Jack Vance has been one of my favorite writers ever since I first read his short story "Nopalgarth." I immediate read my way through everything of his I could find, and when I finally encountered The Dying Earth, my mind was blown. The merger of science and magic and the idea of an Earth so old nobody remembers it's history opened me up to a bunch of new fiction and established my taste in reading and writing.
On a recent plane trip I realized I'd forgotten to pack any books, but the airport book shop had Songs of the Dying Earth, an anthology or original short stories from mega names like Neil Gaiman, and edited by George R.R. Martin. I bought the book despite that (I'm the only guy I know that doesn't really like either of those writers, but my mixed feelings about Martin's bibliography is another post) because I figured the big names of sci-fi and fantasy wouldn't just phone it in, and for the most part, that's true. The stories do a great job of evoking Vance, although none quite captures the almost foreign feeling you get from the original stories. Story telling has changed a lot since then, so I chalk it up to different sensibilities for modern writers.

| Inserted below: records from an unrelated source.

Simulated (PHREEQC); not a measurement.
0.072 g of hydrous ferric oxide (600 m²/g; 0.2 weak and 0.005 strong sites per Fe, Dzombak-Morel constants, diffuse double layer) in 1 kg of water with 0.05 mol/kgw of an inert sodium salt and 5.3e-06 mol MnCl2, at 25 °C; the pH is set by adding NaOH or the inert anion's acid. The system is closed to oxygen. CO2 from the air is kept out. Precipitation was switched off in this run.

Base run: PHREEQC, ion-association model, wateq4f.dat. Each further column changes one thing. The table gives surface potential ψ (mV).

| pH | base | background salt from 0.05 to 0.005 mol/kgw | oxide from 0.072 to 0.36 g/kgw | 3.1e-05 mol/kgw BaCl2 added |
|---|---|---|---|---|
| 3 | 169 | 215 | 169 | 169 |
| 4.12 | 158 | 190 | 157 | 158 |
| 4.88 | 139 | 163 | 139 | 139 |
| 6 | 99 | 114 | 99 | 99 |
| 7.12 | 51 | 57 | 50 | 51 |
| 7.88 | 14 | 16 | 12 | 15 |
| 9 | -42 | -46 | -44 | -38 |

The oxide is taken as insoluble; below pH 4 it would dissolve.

Of the wide variety of stories in the anthology, "An Incident in Uksvesk" by Elizabeth Moon was my hands down favorite. This particular story felt the least like something Vance would write, while at the same time doing an outstanding job of feeling like it belonged in his world. I won't spoil the fun by telling you more.
Some other writers you might recognize that also contributed to the anthology include Silverberg, Tad Williams, Tanith Lee (her stories have always felt Vance-like to me) and Terry Dowling.